I used to know a guy who impressed me. Very smart, pretty cool, liked good music, good books, was intellectually curious, and seemed like a nice dude who came from a good family. But I noticed disturbingly early on that weird things — negative things — would happen when I was in his presence. For example, we would be out somewhere and people would be overtly nasty to me. They’d say really mean and intentionally snarky things to me in his presence. Or his friends were almost painfully rude and dismissive — or downright interfering. Or his drinking crew would treat me like I was some sort of pariah. Or he wouldn’t get up and let me sit on the end of a bench, making me literally squat over the seat and swing my legs around, even though I was in a dress, smirking the whole time. One time I slipped on a puddle of water and landed hard on my left glut and thigh. And I looked up at him and he stood there, smirking down at me, and never made a move to help me up. Bad things happened when he was around, and he smirked. And I began to realize at some point that the things that appeared beyond his control — the rudeness of others — were actually directly related to his attitude toward me. He gave people permission to treat me that way. And the other things — slipping, missing a train — weren’t related to him but the smirking and the later recriminations were. In short, his whole negative little vibe caused the world around me to suck when he was near. People carry an energy with them and it is either upbeat, positive, and affirming, or none of those things. And when you encounter that kind of thing — the soul-sucking vampirism of the mean little monster in your personal or professional life — it should come as little surprise when you one day look around and almost nothing is good. That’s the environment these mean little monsters create. And it’s that realization that you’ve allowed your entire orbit to become dark out of a sense of loyalty that is the thing I’ve never gotten used to. The good thing is, I’ve also never drowned in it either. You just find a new, brighter orbit and hope you’re not subjected to the monster makers again. Of course, they’re everywhere, aren’t they? But the bright orbits are everywhere, too.

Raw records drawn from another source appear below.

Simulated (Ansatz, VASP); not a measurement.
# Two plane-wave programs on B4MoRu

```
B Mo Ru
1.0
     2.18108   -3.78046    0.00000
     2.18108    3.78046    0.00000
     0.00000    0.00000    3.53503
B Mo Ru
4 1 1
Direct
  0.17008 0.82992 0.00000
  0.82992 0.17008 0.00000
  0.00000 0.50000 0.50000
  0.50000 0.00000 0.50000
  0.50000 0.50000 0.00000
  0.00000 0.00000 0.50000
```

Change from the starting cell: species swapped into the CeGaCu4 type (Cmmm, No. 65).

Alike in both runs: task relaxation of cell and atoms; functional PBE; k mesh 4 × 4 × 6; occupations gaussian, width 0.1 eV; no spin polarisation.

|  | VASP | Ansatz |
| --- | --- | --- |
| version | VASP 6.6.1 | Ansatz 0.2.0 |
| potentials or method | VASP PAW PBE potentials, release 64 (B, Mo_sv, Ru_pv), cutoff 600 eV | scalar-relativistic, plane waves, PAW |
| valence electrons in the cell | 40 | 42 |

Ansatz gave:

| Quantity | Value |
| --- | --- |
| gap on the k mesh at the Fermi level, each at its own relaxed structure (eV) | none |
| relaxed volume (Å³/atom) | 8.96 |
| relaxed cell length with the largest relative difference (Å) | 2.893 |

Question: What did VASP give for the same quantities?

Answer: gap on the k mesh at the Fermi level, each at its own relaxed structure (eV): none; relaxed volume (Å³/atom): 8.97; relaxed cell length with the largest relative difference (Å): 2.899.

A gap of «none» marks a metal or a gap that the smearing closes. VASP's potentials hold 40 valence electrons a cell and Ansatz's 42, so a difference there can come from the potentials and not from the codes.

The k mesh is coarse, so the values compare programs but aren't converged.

Anyway, I’m gonna leave off talking about work-related (read: political) stuff except to say I agree with this. Benghazi is the worst one, y’all. Don’t be distracted. And say that I think lobbying for tech policy is very intriguing…Also, that now that I know I can just rest for a little while, all I want to do is sleep…Oh yeah, and say that it is very, very important to pay attention to how people treat everyone they meet. Because they may treat the waiter like a nobody and you think you rank above a waiter. But these kind of folks change rankings based on what they consider useful to them. And if they no longer like what you’re selling, you’re the waiter who brought them a substandard salad who needs to be dressed down in front of the whole restaurant. Just sayin’.


I’m posting this picture in lieu of two others that I REALLY want to post but have decided against because they’re hilarious but too mean…Also, I’m aware this is a non sequitur. I’m on vacation.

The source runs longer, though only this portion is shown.